Turkey’s president, Recep Tayyip Erdogan (pictured, onstage), gathered together hundreds of thousands of supporters in Istanbul last weekend in a show of power ahead of Sunday’s general election. At the same time, in the Anatolian city of Erzurum, Erdogan’s supporters pelted Ekrem Imamoglu, Istanbul’s mayor and an influential opposition figure, with stones and water bottles. Over more than 20 years in power, the president has cultivated a fanatical support base that will not countenance his defeat. He has also seized control of nearly every lever of state power. He is expected to try to manipulate or heavily contest the results of the elections if they aren’t in his favour. Erdogan’s opponents are on course to beat him for the first time in a generation: polls show Kemal Kilicdaroglu, the leader of Turkey’s main opposition, marginally ahead, though he might not be able to win outright in the first round of voting.
In an example of the sort of tactics being employed, the police did not step in to stop the organised attack at Imamoglu’s rally in Erzurum until the mayor had been forced to retreat into his bus. Nine people were injured, among them children. Suleyman Soylu, the interior minister, then accused Imamoglu of having been the provocateur.

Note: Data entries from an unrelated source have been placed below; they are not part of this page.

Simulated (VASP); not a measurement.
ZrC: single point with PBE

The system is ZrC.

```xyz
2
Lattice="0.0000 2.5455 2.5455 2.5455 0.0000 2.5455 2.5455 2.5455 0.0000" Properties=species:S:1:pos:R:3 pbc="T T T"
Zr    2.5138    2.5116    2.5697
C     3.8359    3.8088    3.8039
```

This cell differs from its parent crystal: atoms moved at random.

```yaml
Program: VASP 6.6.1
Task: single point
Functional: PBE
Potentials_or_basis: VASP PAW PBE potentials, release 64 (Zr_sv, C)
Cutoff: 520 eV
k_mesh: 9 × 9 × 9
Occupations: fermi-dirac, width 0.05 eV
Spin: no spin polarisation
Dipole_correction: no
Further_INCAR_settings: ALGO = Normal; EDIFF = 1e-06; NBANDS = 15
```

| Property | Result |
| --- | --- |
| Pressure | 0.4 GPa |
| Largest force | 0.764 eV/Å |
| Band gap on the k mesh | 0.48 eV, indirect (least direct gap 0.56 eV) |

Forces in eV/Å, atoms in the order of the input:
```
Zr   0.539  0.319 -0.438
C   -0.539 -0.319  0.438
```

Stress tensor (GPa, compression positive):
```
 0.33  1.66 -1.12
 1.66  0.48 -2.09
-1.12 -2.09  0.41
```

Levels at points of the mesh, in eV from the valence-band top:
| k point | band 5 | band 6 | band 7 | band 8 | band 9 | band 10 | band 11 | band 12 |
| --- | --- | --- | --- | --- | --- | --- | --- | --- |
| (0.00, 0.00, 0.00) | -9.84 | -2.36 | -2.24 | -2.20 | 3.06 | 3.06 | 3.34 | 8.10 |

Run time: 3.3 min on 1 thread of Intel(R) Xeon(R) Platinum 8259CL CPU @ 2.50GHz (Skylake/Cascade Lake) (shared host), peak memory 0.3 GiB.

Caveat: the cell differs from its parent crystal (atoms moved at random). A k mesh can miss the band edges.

This sort of behaviour is supposed to signify strength but it shows how desperate Erdogan’s campaign team has become. Facing sky-high inflation and in the aftermath of catastrophic earthquakes, the president has little to offer but division. Kilicdaroglu, on the other hand, has brought together a broad coalition and is promoting a message of unity – an approach that is playing well with Turkey’s youth, as well as Kurds and other minorities.
When Imamoglu returned to Istanbul from Erzurum, he was met by thousands of people who had rushed to the airport to greet him. “We are winning!” he declared to the ecstatic crowd from the top of a bus. Incredibly, his words might be more than mere rhetoric this time.